The Doukhobor-built Goulden residence c. 1942.

The Goulden family lived in the farmyard until the Thirties, when it was sold for taxes.  Thereafter, it was leased to several families.  In 1942, it was bought by Reynold and Edna Bohn who lived in the farmyard until 1947.  In 1949, the residence was dismantled and the materials were used to build several new buildings in the village.  The barn burned down in 1997. 

The Doukhobor-built Goulden Barn, c. 1990.  It was constructed of timber from the CCUB sawmills in British Columbia and brick and cinderblock from the CCUB brickworks in Yorkton, SK. Photo courtesy Al & Bernice Makowsky.

The Janzen Block

In June of 1920, local businessman Wilhelm Janzen contracted the CCUB to build a large hotel, two adjoining business buildings and residence on Main Street between 3rd Avenue and 4th Avenue.  All buildings were of wood frame construction with brick exterior.  The two-storey hotel was 22′ x 35′ with a flat roof and full concrete basement.  The two business buildings were each 25′ x 25′ with a flat roof.  Finally, the two-storey residence was 15′ x 25′ with a gable roof and full concrete basement.

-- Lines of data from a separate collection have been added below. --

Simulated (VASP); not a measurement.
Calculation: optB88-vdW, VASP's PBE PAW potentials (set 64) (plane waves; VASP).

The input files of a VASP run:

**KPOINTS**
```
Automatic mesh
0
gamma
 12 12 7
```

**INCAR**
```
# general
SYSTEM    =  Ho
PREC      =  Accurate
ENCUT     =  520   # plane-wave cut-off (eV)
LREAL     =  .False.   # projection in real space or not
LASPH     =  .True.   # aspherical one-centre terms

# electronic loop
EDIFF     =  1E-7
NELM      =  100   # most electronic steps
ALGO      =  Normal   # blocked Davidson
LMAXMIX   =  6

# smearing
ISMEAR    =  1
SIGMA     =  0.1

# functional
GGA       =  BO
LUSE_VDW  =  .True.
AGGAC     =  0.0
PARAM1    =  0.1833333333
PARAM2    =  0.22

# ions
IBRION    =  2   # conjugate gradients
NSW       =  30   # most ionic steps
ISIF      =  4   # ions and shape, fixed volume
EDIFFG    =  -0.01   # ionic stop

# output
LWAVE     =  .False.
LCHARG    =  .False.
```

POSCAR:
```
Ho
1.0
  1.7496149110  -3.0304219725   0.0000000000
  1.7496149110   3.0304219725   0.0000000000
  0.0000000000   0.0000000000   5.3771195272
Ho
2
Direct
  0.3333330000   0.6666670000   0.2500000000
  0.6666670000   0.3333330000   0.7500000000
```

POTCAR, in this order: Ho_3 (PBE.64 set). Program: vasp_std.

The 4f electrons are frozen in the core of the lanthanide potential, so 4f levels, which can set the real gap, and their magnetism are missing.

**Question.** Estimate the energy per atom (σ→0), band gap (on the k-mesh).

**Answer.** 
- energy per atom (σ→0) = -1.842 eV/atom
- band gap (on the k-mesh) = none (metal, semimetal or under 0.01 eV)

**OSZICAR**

The Doukhobor-built Janzen Block c. 1940.  (l-r) residence, business building, hotel and second business building.

The hotel was originally leased to Toys Restaurant.  Later, Wilhelm Janzen operated a general store there.  In 1929, Wilhelm’s son Dave took over the store and one business building and operated them until 1967.  His son and daughter-in-law David and Betty Janzen then took over the business for one year.  In 1968, the buildings were sold to Martha Dreger who operated the store until 1988.  At this time, the business building was dismantled.  In 1992, the store was sold to the village.  The now-vacant building remains one of the most prominent structures on the village Main Street.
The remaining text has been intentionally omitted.